Nearly overlooked by the recent multibillion-dollar settlements in the Enron bankruptcy was the agreement between Alabama’s state pension fund and five investment banks.
According to Reuters, the Retirement Systems of Alabama will receive $49 million, about 86 percent of the $57 million that the fund claimed it lost on Enron stock and bonds. The fund’s lead attorney, J. Michael Rediker of Haskell Slaughter Young and Rediker LLC, told the wire service, “I regard the settlement as an excellent recovery for a state pension fund.”
The five banks that settled with the Alabama fund — Bank of America Corp., Citigroup Inc., Credit Suisse First Boston, J.P. Morgan Chase & Co., and Merrill Lynch & Co. — did not admit wrongdoing and did not disclose their individual contributions toward the settlement.
In the past week, J.P. Morgan Chase agreed to pay $2.2 billion and Citigroup, $2 billion, to settle their parts of a class-action lawsuit. The Alabama fund did not join that suit, Reuters noted.
“We knew we could get a higher percentage of recovery by bringing our own suit, and the amount of loss was large enough for it to be cost-effective to sue separately,” Rediker told the wire service. “We also had somewhat different claims from the class-action plaintiffs and focused predominantly on state law.”

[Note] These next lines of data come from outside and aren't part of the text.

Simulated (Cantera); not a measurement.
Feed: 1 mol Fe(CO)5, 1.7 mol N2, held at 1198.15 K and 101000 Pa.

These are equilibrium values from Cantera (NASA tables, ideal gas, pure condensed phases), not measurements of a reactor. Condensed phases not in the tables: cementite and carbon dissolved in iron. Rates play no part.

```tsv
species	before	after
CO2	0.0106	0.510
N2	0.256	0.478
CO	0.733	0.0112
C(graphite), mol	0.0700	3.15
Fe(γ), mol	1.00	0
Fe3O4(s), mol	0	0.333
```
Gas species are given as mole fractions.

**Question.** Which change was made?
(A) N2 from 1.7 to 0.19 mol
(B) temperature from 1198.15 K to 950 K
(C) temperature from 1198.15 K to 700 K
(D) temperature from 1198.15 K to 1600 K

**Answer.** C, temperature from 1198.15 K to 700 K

According to the Alabama fund’s chief executive officer, David Bronner, the fund still has litigation pending against former Enron chairman Kenneth Lay, former chief executive officer Jeffrey Skilling, and former chief financial officer Andrew Fastow, as well as Enron’s former auditing firm, Arthur Andersen. “Had we waited for the criminal cases to settle, we would have had to wait another three to five years and lawyers would be eating up fees,” Bronner told the wire service.
Lay and Skilling are scheduled to stand trial beginning in January 2006.
Last year, the Alabama fund did not join the class action regarding bond offerings related to scandal-plagued WorldCom Inc. Suing independently, the pension fund recovered $111 million from Citigroup, J.P. Morgan, and Bank of America, which worked out to 89 percent of the fund’s losses.